BOGOTA (Reuters) - Colombia's government should hold talks with all armed groups to seek "a complete peace" for the Andean country, dissident leader Ivan Marquez, who is wanted on U.S. drug trafficking charges, told local media.

Colombia should negotiate with all armed groups -dissident leader Marquez

BOGOTA (Reuters) – Colombia’s government should hold talks with all armed groups to seek “a complete peace” for the Andean country, dissident leader Ivan Marquez, who is wanted on U.S. drug trafficking charges, told local media.

Marquez is a former commander of the Revolutionary Armed Forces of Colombia (FARC) rebels who helped that group negotiate its 2016 peace deal with the government, before rejecting the accord and taking up arms again as the head of the Segunda Marquetalia dissident group.

“We want a government which bets on a total peace, which restarts conversations with the ELN, for there to be a chapter of dialogue with all the insurgencies and for it to speak also with the organizations that are successors to paramilitaries,” Marquez said in an interview with local television channel CM& from an undisclosed location, referring to the National Liberation Army rebels.

Colombia’s government scoffed at the comments.

“Marquez and his followers are narco-terrorists…They are dedicated to illicit activities, they are dedicated to drug trafficking,” high peace commissioner Juan Camilo Restrepo said in a video. “They are the victimizers who are perpetrating homicides against human rights defenders, against signatories (of the peace deal), against social leaders.”

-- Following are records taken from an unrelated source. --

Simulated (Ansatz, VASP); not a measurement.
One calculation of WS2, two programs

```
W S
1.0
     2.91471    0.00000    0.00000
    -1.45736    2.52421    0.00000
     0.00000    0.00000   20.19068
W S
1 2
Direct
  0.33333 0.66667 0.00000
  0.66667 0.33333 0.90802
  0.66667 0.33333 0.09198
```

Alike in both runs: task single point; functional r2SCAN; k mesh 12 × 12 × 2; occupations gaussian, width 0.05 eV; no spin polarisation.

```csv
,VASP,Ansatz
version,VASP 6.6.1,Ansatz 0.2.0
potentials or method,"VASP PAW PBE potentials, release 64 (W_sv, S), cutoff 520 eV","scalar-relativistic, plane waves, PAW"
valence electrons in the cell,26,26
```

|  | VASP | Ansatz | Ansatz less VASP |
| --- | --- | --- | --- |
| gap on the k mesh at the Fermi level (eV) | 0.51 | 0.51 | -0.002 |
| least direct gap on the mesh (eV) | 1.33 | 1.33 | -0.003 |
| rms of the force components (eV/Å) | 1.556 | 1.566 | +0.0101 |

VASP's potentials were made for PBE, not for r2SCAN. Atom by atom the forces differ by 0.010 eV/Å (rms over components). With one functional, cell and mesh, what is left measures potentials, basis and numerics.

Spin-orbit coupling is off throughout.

Some 13,000 members of the FARC demobilized under the deal, including about 7,000 combatants.

Dissident groups count some 2,400 fighters in their ranks, according to the government, and are comprised of rebels who never backed the deal, those who have rearmed since it was signed, or fighters who were never FARC guerrillas.

Dissident groups battle crime gangs and each other for access to illegal mining and cocaine production.

Fighting has spread across the border to Venezuela where Colombia’s government says the Venezuelan military is battling for control of drug trafficking, something Caracas has denied.

The United States is offering up to $10 million for information that could lead to Marquez’s capture.